Advertisement

Waiting for the Big One, That’s So L.A.

Share
David L. Ulin is the author of "The Myth of Solid Ground: Earthquakes, Prediction, and the Fault Line Between Reason and Faith," which Viking will publish in July.

If you’re looking for a symbol of how earthquakes continue to confound us, you need go no further than Vladimir Keilis-Borok. A few weeks ago, the UCLA seismologist predicted a Southern California temblor of magnitude 6.4 or greater between now and Sept. 5. Like any good scientist, Keilis-Borok hedged his bet, giving the quake a 50% chance of occurring within a 12,000-square-mile swath of desert, a set of parameters so vast that it represents a prediction in name alone. Even so, he has lots of people chattering about the San Andreas and the Big One, not least because a similar Keilis-Borok forecast, issued last June, appears to have accurately called the 6.5 earthquake that struck the Central Coast near San Simeon on Dec. 22.
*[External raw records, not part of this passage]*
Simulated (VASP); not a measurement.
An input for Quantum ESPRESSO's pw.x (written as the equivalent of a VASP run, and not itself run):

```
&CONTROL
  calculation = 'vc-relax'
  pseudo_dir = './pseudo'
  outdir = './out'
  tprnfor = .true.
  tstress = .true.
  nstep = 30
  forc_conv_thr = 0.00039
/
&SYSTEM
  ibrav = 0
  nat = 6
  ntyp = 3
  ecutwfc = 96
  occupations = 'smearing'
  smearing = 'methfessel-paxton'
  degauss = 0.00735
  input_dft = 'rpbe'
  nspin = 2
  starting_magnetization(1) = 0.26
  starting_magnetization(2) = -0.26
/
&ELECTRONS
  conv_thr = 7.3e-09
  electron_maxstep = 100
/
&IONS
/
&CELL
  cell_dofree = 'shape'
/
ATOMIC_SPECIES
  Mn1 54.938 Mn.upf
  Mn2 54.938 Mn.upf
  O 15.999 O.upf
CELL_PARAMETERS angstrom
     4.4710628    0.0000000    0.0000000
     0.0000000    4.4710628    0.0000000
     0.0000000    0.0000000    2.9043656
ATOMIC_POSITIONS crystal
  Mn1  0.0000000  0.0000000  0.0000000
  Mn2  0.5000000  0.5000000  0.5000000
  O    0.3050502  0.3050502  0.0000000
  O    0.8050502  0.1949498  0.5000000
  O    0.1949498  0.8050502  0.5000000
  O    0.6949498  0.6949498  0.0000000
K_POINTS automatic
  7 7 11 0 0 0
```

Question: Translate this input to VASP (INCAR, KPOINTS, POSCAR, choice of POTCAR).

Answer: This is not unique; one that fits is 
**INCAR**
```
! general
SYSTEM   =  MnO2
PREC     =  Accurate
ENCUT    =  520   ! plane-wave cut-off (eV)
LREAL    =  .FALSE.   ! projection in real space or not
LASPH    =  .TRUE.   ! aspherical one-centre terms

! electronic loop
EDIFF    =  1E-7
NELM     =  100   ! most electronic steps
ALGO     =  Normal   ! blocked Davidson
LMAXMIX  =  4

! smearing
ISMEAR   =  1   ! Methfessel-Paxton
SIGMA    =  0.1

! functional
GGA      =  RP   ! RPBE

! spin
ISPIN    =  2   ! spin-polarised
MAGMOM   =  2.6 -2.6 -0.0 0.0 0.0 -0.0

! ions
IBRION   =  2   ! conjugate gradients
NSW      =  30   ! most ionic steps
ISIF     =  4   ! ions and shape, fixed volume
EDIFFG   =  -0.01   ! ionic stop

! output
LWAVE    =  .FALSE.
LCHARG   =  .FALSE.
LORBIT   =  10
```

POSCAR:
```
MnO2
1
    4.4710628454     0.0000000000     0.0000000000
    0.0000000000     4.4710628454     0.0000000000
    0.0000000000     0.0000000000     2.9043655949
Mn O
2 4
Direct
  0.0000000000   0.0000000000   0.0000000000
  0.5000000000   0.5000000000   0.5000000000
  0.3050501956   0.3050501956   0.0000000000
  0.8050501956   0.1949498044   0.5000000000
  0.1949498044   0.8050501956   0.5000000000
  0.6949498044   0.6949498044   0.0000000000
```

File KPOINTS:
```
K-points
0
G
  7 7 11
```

No one has heard more of the chatter than Lucy Jones at the U.S. Geological Survey’s Pasadena office. “I don’t think it helps that this telephone game is going on,” sighs Jones, whose mantra is “You can’t know exactly when and where, so get prepared.”

Keilis-Borok’s forecast, she says, is less a prediction than a scientific hypothesis. His team has identified certain factors that appear to function as quake precursors, a theory they need to hone. In Southern California though, with its anxious media and public, it’s hard to make distinctions between theory and fact.

Advertisement

Jones, one of the smartest seismologists working, hammers away on a telling point: As a practical matter, this forecast is so broad as to be useless. On a metaphoric level, however, the prediction has a bit more value, especially given the arrival Sunday of the NBC miniseries “10.5.”

In this computer-enhanced tale, a series of killer quakes ripple down the West Coast from Seattle, turning Los Angeles into an island after much of the rest of California falls into the sea. “The Big One is only the beginning,” blares the network promo, as the Golden Gate slides into oblivion. This taps into the same elemental mix of fear and anticipation that has made prediction such a fascination for so long.

The destruction of California, after all, is one of the enduring tropes of disaster fantasy, from Myron Brinig’s 1933 novel “The Flutter of an Eyelid,” which ends with Southern California toboganning into the Pacific, to John Carpenter’s movie “Escape From L.A.,” which features another seismic stranding of L.A. So Keilis-Borok and the producers of “10.5” are operating in the shadow of a grander catastrophe, the sine qua non of destruction, the moment when all of us here in California finally get our comeuppance for -- whatever it is we need comeuppance for.

There is, of course, a major fault line of difference between Keilis-Borok’s hypothesis and the fictional earthquake swarm suggested by “10.5.” One involves sober science, while the other traffics in absurdity.

There is compelling evidence that a great quake struck the Pacific Northwest on Jan. 26, 1700, causing tsunamis to sweep across the Pacific to Japan. It has been estimated at magnitude 9.0, and scientists believe that is the biggest temblor anyone in the continental United States is ever likely to see. Besides, not even the most disastrous earthquake could send California tumbling into the ocean. Tectonic plates may shift, but they don’t turn to dust and dissolve in salt water.

Still, science isn’t totally absent from the TV hype. The idea of earthquake interaction is valid: Many seismologists believe that temblors “talk” to one another, with the release of energy from one quake “loading” or stressing the next section of fault.

Advertisement

This way of seeing earthquakes as a continuum motivates “10.5” as well as the work of Keilis-Borok, who regards seismicity as a regional phenomenon, in which small tremors set the stage for more devastating events. Ultimately, however, I can’t help thinking that there’s a more important link here, one that has less to do with science and the mechanics of earthquakes than with psychology -- the irresolvable dilemma of living in a disaster zone. At the deepest level, both Keilis-Borok and “10.5” speak to our uncertainties and resonate with our most primal fears.

To know when and where a quake is coming would be to gain a measure of protection, just as we may be reassured by imagining a catastrophe so big it could never happen, against which reality pales.

What better way of grappling with the future than to name the unnamable, to conceive the inconceivable? It’s talismanic, a strategy for focusing our anxiety. And it allows us to believe, for a moment, that we have mastered the elemental forces that hold us in their sway.